Movie Review: The Dark Tower
By Ben Gruchow
August 10, 2017
There is something to be said about possessing most of the components, in one form or another, of virtually every white-hot cinematic trend of the last few years, and being precisely on the wrong sides of those trends at both conception and realization. At conception, you have an experiment waiting to be undertaken with a major distributor, an ascendant director and producer, and multiple respected actors…all of them aiming to shepherd a connected universe of novels and stories greater in raw scope, perhaps, than anything before filmed.
At this point, though, The Avengers hadn’t yet been released and redefined the concept of what a cinematic universe was financially capable of. By the time Marvel does so, our project has been in turnaround at two different studios in two different formats, with two different directors taking a pass on it, and what was at one point glimmering with promise has started to attain the dull patina of second-guessing. And by the time the idea gets a second examination, there has already been a slight-but-noticeable downturn in Marvel’s fortunes and the only other major competitor for the concept has seen such ridicule at every stage of development that, well, every risky aspect of the project starts to look like a liability.
This is, in a very real sense, the time frame that Stephen King’s Dark Tower series found itself unlucky enough to be in. The books and stories involved form a Bildungsroman of massive scale, incorporating over 4,000 pages of legacy novels and yet thousands more in short stories and narrative connections of varying impact across several dozen other books. Detail on this will be saved for the Book vs. Movie on the subject, but it’s important to note just how fundamentally huge this thing was in both cinematic potential and liability, and how it defeated J.J. Abrams at Universal and Ron Howard at Warner before ultimately landing at Sony Pictures with Nikolaj Arcel and a budget appropriate for a mid-sized genre one-off and very much not a kick-off to a new cinematic universe.

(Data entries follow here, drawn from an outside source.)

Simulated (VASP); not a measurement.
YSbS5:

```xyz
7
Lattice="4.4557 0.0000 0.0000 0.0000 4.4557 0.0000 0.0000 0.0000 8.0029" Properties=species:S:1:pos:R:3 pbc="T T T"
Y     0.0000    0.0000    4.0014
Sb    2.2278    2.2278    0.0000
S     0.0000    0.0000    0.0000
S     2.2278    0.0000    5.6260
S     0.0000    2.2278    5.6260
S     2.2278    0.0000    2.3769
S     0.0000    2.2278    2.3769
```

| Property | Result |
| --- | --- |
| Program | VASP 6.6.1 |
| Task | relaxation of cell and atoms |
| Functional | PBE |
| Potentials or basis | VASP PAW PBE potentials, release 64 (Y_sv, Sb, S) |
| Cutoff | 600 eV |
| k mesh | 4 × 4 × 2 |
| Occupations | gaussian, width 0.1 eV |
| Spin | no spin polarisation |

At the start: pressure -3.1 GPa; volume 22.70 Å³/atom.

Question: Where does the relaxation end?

I am not sure there has been a cinematic adaptation quite like this in our lifetimes. Arcel, in conjunction with writers Akiva Goldsman and Jeff Pinkner, has crafted a screenplay combining major events from at least four of the seven source novels and smaller flourishes from God knows how many others, involving dozens of characters, and from it assembled a comically slight 95-minute two-hander: one that whipsaws through every narrative development with speed but no velocity and little momentum, gets all sorts of little grace notes just right while missing most of the major ones by a mile, before crossing precisely the wrong wires in its final act and vaporizing most of its own reason for existence. This is a train wreck, one made with such a visible commitment to the ethic and conceptual hook of its source material that it’s much more frustrating and burdensome to witness than if it just reeked of filmmaking by committee like most doomed adaptations do. The trouble runs deeper here, pointing in the direction of shepherds to a fictional universe who adhere to all of the superficial rules and wrinkles of that universe while somehow losing the core.